Prime Minister Zoran Zaev made a public offering to the Albanian opposition parties that he will compromise with them on their proposed citizenship law. The Alliance of Albanians and Alternative claim that tens of thousands of Albanians who permanently live in Macedonia have not been able to get citizenships and demand a law that will allow applicants to show witnesses who will vouch that they lived in Macedonia prior to 1991 – this would be enough to receive citizenship.

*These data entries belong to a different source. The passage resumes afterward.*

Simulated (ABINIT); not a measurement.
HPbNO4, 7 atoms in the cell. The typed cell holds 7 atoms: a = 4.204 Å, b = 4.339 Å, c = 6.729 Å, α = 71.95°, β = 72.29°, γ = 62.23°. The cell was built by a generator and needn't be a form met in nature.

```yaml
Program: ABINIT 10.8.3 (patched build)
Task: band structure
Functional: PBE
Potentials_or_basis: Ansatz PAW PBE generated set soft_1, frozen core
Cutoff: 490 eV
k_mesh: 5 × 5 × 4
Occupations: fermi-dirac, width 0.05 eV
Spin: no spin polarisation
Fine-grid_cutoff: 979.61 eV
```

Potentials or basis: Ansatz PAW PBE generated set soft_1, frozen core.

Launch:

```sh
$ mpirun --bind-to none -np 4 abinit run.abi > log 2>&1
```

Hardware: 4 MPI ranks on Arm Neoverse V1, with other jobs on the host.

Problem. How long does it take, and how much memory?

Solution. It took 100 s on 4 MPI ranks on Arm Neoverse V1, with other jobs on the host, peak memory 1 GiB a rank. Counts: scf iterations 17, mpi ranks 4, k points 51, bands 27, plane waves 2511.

Zaev is dependent on the Albanian voters and Albanian parties propping up his Government and he recently faced demands for several major concessions in which he failed to deliver – he was unable to allow them to cite their ethnicity in the identity cards (due to Greek objections that this will mean also issuing cards with Macedonian as nationality) and is currently trying to get out of his promise that he will hold a “corona census” in which the Albanian diaspora will be registered online while Macedonians abroad and at home abstain for health or political reasons. So the newly raised issue of the citizenship law is now becoming an important matter for Zaev’s political survival.

I gave instructions to the ministers of interior and justice to propose potential solutions that will be based on European practices, evidence and arguments. We have will just like the two opposition parties, AA and Alternative, and I believe we will find a solution, Zaev said.

Zaev agreed to postpone the “corona census” from April to September in a bid to get VMRO-DPMNE to at least provide quorum for some of his blocked legislative agenda. But AA and Alternative threaten to block any bill filibustering with thousands of amendments unless their citizenship law is accepted.

Zaev said that he is open to solutions such as – if an elderly person who doesn’t have Macedonian citizenship has children who have, she should be allowed to become a citizen, or in cases of long term marriage in which one spouse is still a foreigner.